That weighs her down. She has been forgiven by her friends and her “battle brother” has children who adore her like she was their blood aunt. But because she has not forgiven herself, she is still securely chained to her past, as we saw when Wanda hypnotized her in the bone yard in Africa.

Readers, we unfortunately cannot discuss Natasha Romanoff’s role in Age of Ultron without mentioning that there was a lot of rage about her portrayal in the film going around after the movie premiered. Though this is not something I empathize with at all, I have strong beliefs about the “rage” that sent certain people into a flurry of Internet activity. Also, this post is discussing Natasha’s role in the film, as well as her character, both of which were savaged in the hours following Ultron’s theater release. So the “rage” that ran rampant on the Internet has to be addressed.

Apparently, there were several groups who had gripes about Widow’s part in the film. One offended group said that having Ultron lock her up in a cell was demeaning.

Excuse me?! He rips her off the Cradle, flies her back to his base, during which time she is completely stunned by the impact of his attack. When she comes to in the HYDRA base Ultron commandeered in Sokovia, she finds herself facing an eight foot tall robot who could snap her like a twig – especially with his new, vibranium-plated body!

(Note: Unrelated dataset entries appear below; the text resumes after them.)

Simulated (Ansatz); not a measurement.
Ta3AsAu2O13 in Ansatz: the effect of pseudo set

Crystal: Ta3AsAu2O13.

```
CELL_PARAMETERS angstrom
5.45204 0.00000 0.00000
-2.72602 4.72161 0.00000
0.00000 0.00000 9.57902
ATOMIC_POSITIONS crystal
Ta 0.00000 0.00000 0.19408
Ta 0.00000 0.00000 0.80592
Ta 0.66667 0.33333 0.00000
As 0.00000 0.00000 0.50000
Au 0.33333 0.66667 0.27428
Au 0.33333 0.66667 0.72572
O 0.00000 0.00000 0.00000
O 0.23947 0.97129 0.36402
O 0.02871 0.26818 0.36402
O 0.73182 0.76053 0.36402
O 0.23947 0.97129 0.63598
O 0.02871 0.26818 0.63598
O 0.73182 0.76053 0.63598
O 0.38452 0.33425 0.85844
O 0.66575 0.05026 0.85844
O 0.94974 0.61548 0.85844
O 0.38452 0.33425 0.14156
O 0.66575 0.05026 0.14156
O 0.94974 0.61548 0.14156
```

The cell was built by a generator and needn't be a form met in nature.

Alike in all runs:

No amount of kung fu in anything less than the Iron Man armor would have protected her from him if he had decided to stop playing games and kill her. When faced with a metal monstrosity one cannot physically beat, the only sensible way to stay alive is to get as far away from it as one can. Natasha very wisely backs away from Ultron and into a room, which turns out to be a prison cell, where he locks her up (as he intended). She cannot bust the lock with the little equipment she has on hand, and he physically outmatches her. The only possible way she can survive long enough to help stop Ultron is to sit tight and signal her team – or rather, Bruce Banner – to come and get her out.  (Not to mention tell the Avengers where Ultron is.)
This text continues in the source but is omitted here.